When Surging Floods Meet Expanding Pipelines
The impact of last week’s deluge sends a sobering message, say engineers and activists.
Romilly Cavanaugh stood at the edge of the Coquihalla River north of Hope, watching big trees snap off the bank like blades of grass in a lawn mower. Some of those not swept away held dead fish in their branches three metres off the ground — a reminder of what came before.
Cavanaugh and her fellow engineers had been sent into the chaos for a sole purpose: to watch the Trans Mountain pipeline through the flood of 1995.
Over that week they held vigil in torrential rain because the pipe, usually buried in a thick blanket of soil and rock, was bare and moving up and down in the river “like a piece of cooked spaghetti.”
That was new to her. “You don’t expect metal structures to be moving.”

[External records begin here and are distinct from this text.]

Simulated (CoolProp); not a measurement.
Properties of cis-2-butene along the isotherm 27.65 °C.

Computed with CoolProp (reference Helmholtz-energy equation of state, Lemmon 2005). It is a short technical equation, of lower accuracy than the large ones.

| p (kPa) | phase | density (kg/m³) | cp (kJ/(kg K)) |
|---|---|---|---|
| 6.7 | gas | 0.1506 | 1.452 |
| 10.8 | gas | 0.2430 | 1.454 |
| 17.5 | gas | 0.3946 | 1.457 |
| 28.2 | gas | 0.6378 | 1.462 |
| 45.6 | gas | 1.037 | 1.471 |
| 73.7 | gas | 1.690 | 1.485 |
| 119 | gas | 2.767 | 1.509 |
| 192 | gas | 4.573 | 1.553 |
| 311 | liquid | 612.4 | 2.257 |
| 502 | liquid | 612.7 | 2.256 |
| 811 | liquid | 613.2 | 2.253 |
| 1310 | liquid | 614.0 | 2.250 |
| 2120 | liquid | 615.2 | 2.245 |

On the other side of the river was a less visible danger. Enbridge’s Westcoast gas pipeline also had escaped its casing, leaving it at the mercy of rushing water.
Cavanaugh left her job at the company decades ago and now works as an independent environmental engineer. But such memories worry her. “I’ve been watching the news for the last couple days, just praying that we don’t see an oil spill on top of everything else we’ve already seen.”
“It was chaos. And it’s even worse now.”
After massive floods and landslides hit the province this week, the Trans Mountain and one of three Enbridge pipelines are shut down, although oil and gas continue to sit in the pipes.